NEW YORK ( TheStreet ) -- Gold prices tanked Tuesday, settling below the $1,400 support level as the nuclear disaster in Japan unfolded.

Gold prices shed as much as 3.5% throughout the session. Investors buy gold as risk protection to sell during times of disaster and that's exactly what global markets, most heavily the Japanese, are doing.

Gold for April delivery settled up from session lows but was still sunk $32.10 to $1,392.80 an ounce at the Comex division of the New York Mercantile Exchange. The gold price has traded as low as $1,380.70 while the spot gold price was plummeting more than $35, according to Kitco's gold index.

The list of bad headlines mounted Tuesday with investors trying to figure out what the worst case scenario for Japan could be. Prime Minister Kan announced that radiation levels near 4 exploding nuclear reactors are very high. Bank of Japan pumped another 8 trillion yen, or $98 billion, into the market. The Nikkei was down 14% during trading.

On the surface gold should be rising as a safe haven investment. However, it seems investors are using gold as currency, selling it for cash during this crisis.

China and India are by far the largest gold consumers in the world, and Japan saw fourth-quarter disinvestment fall 11 tons in 2010 as jewelry demand plummeted 31% in the same time frame, according to the World Gold Council.

But Japan still has gold to sell. Its central bank holds 765.2 tons. That is not to say the bank is selling but just that Japan still represents a big player in the market.

"I think Japan is unwinding a lot of carry trades," says Phil Streible, senior market strategist at Lind-Waldock. "They're selling a lot of their gold assets, their silver assets, and any other non-liquid asset, getting out of it, trying to repatriate back to Japanese yen ... cash is king right now to them."

Streible thinks that after a week, investors will have a better assessment of the damage in Japan, which might help buoy gold prices.

Gold prices also broke through a key resistance area Tuesday of $1,400 an ounce, a psychological level for most investors. The downward move triggered sell stops, where traders are forced to sell gold positions to protect gains.
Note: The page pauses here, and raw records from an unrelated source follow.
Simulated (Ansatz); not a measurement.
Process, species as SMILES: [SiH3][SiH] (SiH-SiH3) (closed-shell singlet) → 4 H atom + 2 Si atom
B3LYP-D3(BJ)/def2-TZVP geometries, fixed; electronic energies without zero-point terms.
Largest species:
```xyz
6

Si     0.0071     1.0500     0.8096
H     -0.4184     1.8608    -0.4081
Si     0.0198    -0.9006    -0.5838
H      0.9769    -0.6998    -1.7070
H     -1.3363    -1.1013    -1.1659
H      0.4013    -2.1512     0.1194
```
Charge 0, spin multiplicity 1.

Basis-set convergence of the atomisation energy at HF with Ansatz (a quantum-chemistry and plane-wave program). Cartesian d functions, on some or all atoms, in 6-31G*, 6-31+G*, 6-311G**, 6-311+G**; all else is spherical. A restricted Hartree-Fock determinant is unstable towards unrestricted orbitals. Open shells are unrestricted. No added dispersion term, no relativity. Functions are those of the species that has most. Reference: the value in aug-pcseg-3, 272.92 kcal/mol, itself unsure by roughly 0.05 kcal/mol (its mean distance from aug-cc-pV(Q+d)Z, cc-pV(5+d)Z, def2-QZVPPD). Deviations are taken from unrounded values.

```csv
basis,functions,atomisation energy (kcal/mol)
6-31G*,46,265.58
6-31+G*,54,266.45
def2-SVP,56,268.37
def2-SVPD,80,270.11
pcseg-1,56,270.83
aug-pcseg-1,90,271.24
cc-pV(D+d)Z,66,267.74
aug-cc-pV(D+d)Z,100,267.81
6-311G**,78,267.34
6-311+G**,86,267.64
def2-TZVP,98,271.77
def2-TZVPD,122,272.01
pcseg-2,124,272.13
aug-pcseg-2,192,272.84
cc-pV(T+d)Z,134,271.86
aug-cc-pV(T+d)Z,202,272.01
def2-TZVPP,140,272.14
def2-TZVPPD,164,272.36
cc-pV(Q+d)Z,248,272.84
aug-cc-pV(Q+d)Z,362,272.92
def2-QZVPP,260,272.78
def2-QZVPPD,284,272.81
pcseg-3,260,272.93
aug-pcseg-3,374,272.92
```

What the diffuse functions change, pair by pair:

The selloff brought out some bears. IBIS World reiterated its statement that gold had reached the end of its bull run. Over 2011, IBISWorld says that the price will fall 1.3% to $1,209.78, with gold ending the year at $1,150 an ounce.

IBIS does say gold prices could rally in coming weeks as safe haven demand ramps up and that its price forecast is based on political unrest not spilling over into Saudi Arabia.

Gold prices Tuesday did manage to claw their way up from session lows on bargain hunting. But investors world-wide are contending with massive losses in equities. The Dow Jones Industrial Average was tanking triple digits, which still put pressure on traders to sell gold for cash.

The SPDR Gold Shares ( GLD) lost almost 2 tons Monday.

Analysts are citing $1,380-$1,385 as the next critical support level for gold. Gold was hoping to find direction from the Federal Reserve and its interest rate decision, but found little help.

The Fed acknowledged higher inflation due to rising commodity costs, but predicted it wouldn't last long, modestly upgraded the economy, but said that unemployment still was low enough to warrant completing its $600 billion bond buying program, set to expire in June. The Fed made no mention of a possible third round of quantitative easing.

Headlines out of Bahrain could also trigger safe haven buying and bargain hunting headed into Wednesday as Saudi police are now clashing with protesters as the Bahrain ruling Sunni minority tries to control civil unrest.

Although gold prices are down more than $30, the percentage move is 2% compared with the Nikkei's 10.5% loss.

Silver prices were also in free-fall, and lost $1.72 to $34.11 an ounce. Anthony Neglia of Tower Trading says the "silver is not going away anytime soon" and is standing by his upside target of $50 mid-year. But Neglia does warn that investors need to get used to big volatile $1-$2 price swings.

Gold mining stocks, a risky but profitable way to buy gold, were getting slaughtered. Yamana Gold ( AUY) sank 3.08% at $12.14 while Harmony Gold ( HMY) was losing 1.69% to $12.19.

Other gold stocks, New Gold ( NGD) and Gold Fields ( GFI) were trading lower at $9.41 and $16.85, respectively.